Refunding Completes an Iowa Water District's Turnaround

water-treatment-fotolia-357.jpg

CHICAGO – Iowa' s Xenia Rural Water District brought its long financial struggles to a happy ending this month.

The district formally shed the remaining bonds from its troubled 2006 issue, ending a saga that began with an ambitious expansion that led to default and concerns over the district's solvency.

The district's struggles to repay its debts, including the $84 million 2006 issue, came to a head about five years ago and led to a 2013 restructuring agreement with key debtors that gave it more time to make good on its bonds and loans without any principal reduction.

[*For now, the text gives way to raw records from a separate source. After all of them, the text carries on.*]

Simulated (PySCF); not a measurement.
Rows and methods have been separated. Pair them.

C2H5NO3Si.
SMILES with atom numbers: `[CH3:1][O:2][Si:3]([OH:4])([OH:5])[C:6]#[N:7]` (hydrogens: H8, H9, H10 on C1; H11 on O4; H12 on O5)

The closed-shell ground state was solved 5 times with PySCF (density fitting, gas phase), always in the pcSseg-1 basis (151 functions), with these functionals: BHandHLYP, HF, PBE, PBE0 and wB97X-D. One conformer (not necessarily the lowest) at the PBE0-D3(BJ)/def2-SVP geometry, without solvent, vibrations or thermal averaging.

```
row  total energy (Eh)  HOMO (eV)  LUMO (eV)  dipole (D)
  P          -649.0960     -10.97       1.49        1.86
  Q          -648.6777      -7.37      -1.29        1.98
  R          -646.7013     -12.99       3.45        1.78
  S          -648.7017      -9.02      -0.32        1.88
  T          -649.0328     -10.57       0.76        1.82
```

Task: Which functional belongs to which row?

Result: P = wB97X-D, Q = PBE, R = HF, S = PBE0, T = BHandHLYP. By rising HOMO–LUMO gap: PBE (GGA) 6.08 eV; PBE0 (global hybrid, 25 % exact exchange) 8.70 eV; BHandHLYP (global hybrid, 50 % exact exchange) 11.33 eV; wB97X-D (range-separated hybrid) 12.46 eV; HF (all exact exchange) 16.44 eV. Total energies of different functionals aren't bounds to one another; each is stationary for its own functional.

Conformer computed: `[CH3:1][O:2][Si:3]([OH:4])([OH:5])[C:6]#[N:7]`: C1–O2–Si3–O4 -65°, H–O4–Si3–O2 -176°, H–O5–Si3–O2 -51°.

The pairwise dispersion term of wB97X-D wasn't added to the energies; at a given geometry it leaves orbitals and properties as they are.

The district's long effort to clean up its balance sheet, improve operations and financial performance, and raise rates paved the way for a $69 million refunding earlier this year, said lead banker Michael Maloney. D.A. Davidson underwrote the refunding, which was rated BBB-plus by S&P Global Ratings.

The refinancing defeased all of the remaining 2006 issue, generated $12.5 million in present value savings, and formally paid off the bondholders on Dec. 1, the original bonds' first call date.

"This refinancing marks 2016 as a transformative year for the district and its membership," said Gary Benjamin, the district's general manager and chief executive officer since 2014. The refinancing resulted in about $500,000 in annual cash flow savings beginning next year.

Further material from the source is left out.